George Sanders Profile

George Sanders (1906-1972) defined cynical, sophisticated wit in his movie roles, especially in his Oscar-winning performance as theater critic Addison DeWitt in All About Eve (1950). Born to English parents in St. Petersburg, Russia, Sanders began in show business as a chorus boy in London and made his debut in English films in 1936. The following year he made his first American movie, Lloyds of London (1937). He quickly achieved star status, which was reinforced by two popular series of the World War II period in which he played adventure heroes "The Saint" and "The Falcon." (He eventually relinquished the latter role to his brother, Tom Conway.)

Constantly working in the 1940s, Sanders also played Nazis (Man Hunt, 1941), royalty (Forever Amber, 1947) and Biblical characters (Samson and Delilah, 1949). Two of his best roles of that decade came in The Moon and Sixpence (1943), as an artist based on Paul Gaugin; and The Picture of Dorian Gray (1945), as the very decadent Lord Henry Wotton.

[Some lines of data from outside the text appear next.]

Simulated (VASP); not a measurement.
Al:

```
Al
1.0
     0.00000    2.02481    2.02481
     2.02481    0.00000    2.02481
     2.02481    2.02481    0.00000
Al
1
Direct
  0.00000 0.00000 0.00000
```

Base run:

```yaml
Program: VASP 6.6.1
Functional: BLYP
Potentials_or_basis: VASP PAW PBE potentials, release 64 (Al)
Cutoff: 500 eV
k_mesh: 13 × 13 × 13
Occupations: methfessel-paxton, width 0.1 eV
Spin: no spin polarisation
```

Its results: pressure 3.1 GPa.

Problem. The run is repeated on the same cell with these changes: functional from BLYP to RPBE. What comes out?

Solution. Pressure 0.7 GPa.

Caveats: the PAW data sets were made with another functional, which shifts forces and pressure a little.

Sanders remained active throughout the 1950s, usually cast as a suave villain. In Ivanhoe (1952) he provided memorable menace to Elizabeth Taylor; in Solomon and Sheba (1959) he was Adonijah, the warrior brother of Solomon. The 1960s found him back in British movies including Village of the Damned (1960), in which he shines as the doctor who wins the trust of some very peculiar children. Sanders acted mostly in European films for the remainder of his career. He committed suicide in 1972 after writing a note that began, "Dear World, I am leaving because I am bored." Among his four wives were two Gabor sisters, Zsa Zsa and Magda.

The films in TCM's salute to George Sanders are Solomon and Sheba (1959), The Picture of Dorian Gray (1945) and Village of the Damned (1960).